I was recently asked by a friend, and fellow foodie, “How much would you be willing to pay for the best meal of your life?” Whilst trying to answer the question I found myself experiencing a multitude of emotions. Starting with uncertainty (what would my “best” meal be?), to skepticism (to me good food doesn’t necessarily have to be expensive), a bit of anger (why should food even be that expensive?), a pang of excitement (easily explained when dreaming of potentially delicious meals) and I finally ended on guilt (that I would even consider spending a fairly large amount of money on just filling my stomach). I was trapped on an emotional roller-coaster of food (figuratively, not literally – although that could be fun too) and it got me thinking…
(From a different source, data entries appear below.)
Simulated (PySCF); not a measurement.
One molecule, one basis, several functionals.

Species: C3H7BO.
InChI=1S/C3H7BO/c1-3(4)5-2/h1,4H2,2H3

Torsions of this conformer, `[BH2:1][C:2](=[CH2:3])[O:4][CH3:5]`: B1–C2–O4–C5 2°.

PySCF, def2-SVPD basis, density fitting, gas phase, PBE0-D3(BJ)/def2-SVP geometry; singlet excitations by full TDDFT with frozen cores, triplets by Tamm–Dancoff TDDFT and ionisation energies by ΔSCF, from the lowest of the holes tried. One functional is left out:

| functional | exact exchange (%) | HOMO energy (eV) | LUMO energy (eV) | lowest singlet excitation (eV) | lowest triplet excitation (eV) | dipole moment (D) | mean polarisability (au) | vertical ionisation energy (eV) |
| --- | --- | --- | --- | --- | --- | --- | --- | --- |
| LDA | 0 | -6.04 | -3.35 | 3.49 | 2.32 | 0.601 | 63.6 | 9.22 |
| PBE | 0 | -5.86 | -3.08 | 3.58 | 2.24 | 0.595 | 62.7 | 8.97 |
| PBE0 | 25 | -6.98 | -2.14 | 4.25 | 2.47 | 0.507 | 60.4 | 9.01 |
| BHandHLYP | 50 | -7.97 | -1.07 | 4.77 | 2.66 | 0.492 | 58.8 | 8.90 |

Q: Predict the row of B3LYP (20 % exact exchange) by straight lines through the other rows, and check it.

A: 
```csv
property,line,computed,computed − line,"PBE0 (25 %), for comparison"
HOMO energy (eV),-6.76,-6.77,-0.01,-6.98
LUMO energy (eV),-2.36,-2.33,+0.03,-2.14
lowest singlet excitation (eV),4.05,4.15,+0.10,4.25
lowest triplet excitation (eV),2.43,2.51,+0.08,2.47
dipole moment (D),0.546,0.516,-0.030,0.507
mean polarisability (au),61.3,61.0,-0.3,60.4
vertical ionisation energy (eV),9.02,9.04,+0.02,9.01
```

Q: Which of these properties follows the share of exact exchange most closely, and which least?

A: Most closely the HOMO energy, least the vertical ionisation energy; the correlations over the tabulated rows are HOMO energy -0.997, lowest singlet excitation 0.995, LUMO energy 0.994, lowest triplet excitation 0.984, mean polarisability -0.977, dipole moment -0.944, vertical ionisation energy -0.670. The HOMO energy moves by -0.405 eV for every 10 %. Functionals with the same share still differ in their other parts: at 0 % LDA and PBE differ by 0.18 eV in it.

My friend firmly stated his limit at $1000 and, once I picked up my eyeballs off the floor, I stated my limit was $250 (which I understand is still a lot of money but this is a bucket-list goal). But then it dawned on me…I HAD already spent $250 on one meal – the Araxi Big Guns dinner that we are going to in November. And whilst I felt guilty about the cost when I bought the tickets, I have been giddy with excitement at the thought of it ever since (and that guilt has now well and truly disappeared). Good food, along with a unique experience, is what I live for. It’s like a drug. So, if I had already spent my upper limit, does that mean that I expect Araxi Big Guns will be the best meal of my life?? No. So… my limit slowly increased…
But does good food have to be expensive? And just because it is expensive does that automatically mean that it is better? I’ve always been a big believer that good food can come at any cost – from that bowl of steaming noodles that you bought for a few dollars whilst on holiday in a foreign land, to that extravagant dinner that you dropped a lot of cash on. *cough* So, no, I don’t think that good food has to be expensive but there is something to be said for sitting down to a meal that has been prepared by a team of expertly trained chefs, made from some of the finest (read: expensive) ingredients, whilst in an environment that makes you feel, well, pretty damn special actually. Personally, I am paying for the experience.
I have been fortunate enough to have had some really amazing, yet pricey, food experiences which have seared themselves well into my memory: lunch at Gordon Ramsay’s Maze restaurant in Melbourne, a private dinner with friends at Thomas Keller’s Bouchon in Las Vegas, the Araxi Long Table Dinner, to name a few, and they have all been absolutely worth every single penny I spent on them. So I know from experience what a good meal is worth to me: happy memories.
My thoughts are still churning over what would be the most amazing meal I could conjure up. Would it be the chefs tasting menu, paired with wines, at Thomas Keller’s Per Se or The French Laundry? Perhaps a molecular gastronomy discovery at Alinea? Or a “Master Class” at Gordon Ramsay’s? Maybe a meal at any number of Michelin starred European restaurants? Well, we are getting closer but you can see my dilemma.
The question was a really interesting one to be asked because 1/ I still have no idea what I think the best meal of my life would be worth to me (but I do know that it is no longer $250) and 2/ It made me realize how different people value food. Some folks will be horrified that I would even consider spending a few hundred dollars on food. But then those people would probably spend a small fortune on things that they value more, sporting tickets or a music act, for example, which I would never spend large amounts of money on. It seems to me that it comes down to what you value. And I value the experience of enjoying a meal with my husband that is so incredible that it sends us into a superlative stupor.
What would you be willing to spend on the best meal of your life?